I've been wanting to tell you about my sister. When I was five, X and I would play with our Barbie and Ken dolls on the big wooden dining room table. We used books as room dividers, stood on their sides, piecing the table up into different rooms and apartments for all our Barbies and Kens (we had many). Our dolls had sex together, mashing their pelvises together at a curious diagonal, while standing up. We weren't aware of anything but heterosexuality, but we called the sex "muhfky-fuhfky" (a variant of "fuck"?) One day, my sister X, who was four years older than me, started tearing the heads and arms and legs off my female dolls. She didn't take any off her own. I was very frightened. When I complained, she just showed me where she had heaped my dolls' dismembered limbs and heads. Seeing the torn-off parts unbalanced me, too, as though someone had done that to people. But I couldn't get their arms and legs and heads back on again, and I had no more pleasure playing with my dolls again.

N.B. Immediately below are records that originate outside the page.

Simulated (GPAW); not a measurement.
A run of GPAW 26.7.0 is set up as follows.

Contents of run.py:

I don't know if this was the same point at which X began hitting me and biting me. Our four-year age difference made her far stronger, and I quickly became fundamentally afraid of her. Her potential to harm me seemed uncanny, as though she were a werewolf or a ghost. She was always telling me she would "get me," which meant to me something like magically kill me or disable me via some gesture I could not resist.
One day, after X had done something scary to me that I can no longer remember, she came back into my room after I had finished crying. I told her I was angry. She said: "Oh no, I didn't do that to you, that was the bad X. I'm the good X!" I was horrified that she was trying to make me think that she was two different people (did she really think I was that dumb, merely because I was little?) Years later, I wondered if she did actually see herself as two people.
In our 20s and 30s, X and I actually became close for a while, when her sweet, warm, and mushy half would come out and nurture me. We would talk on the phone every night, tell each other about our day, she would even speak in a weird sort of baby talk to me. I didn't like the baby talk, but I liked having that warm connection with her. We would hang out on weekends. All until her menacing side would come out again and she would get in my face, call me "piece of shit" and "stupid," and try to force me to do things (give my stereo to her friend, spend more time with my mom, "move!" out of the precise point in space I occupied so that she could get in there instead).
Thankfully, I finally realized I was fully grown, and she had no power to force me to do anything if I didn't let her get near me. I stopped being in contact with her.
Sometime in my childhood, when I had only recently become a writer — 11, 12? — she tore up my writing. This was before the computer era, and it was the only copy of something I had written by hand. She hadn't read it, she just tore the piece up because it was important to me. No one has ever torn up my writing since then, but that elemental fear — that some writing I made would be torn to bits, as though I myself had been torn to pieces in a single moment like a piece of paper — has stayed with me. The sensation of what it must feel like for the paper to tear. Being fully effaced. The burning hurt of being torn across the web of my body in one easy motion, loud, so that no one could ever know me again. For it to be as though I’d never existed.
Whoa! I relate to this story. My sister is four years older than me and loved torturing me. Yours sounds a bit more extreme, but I feel your pain!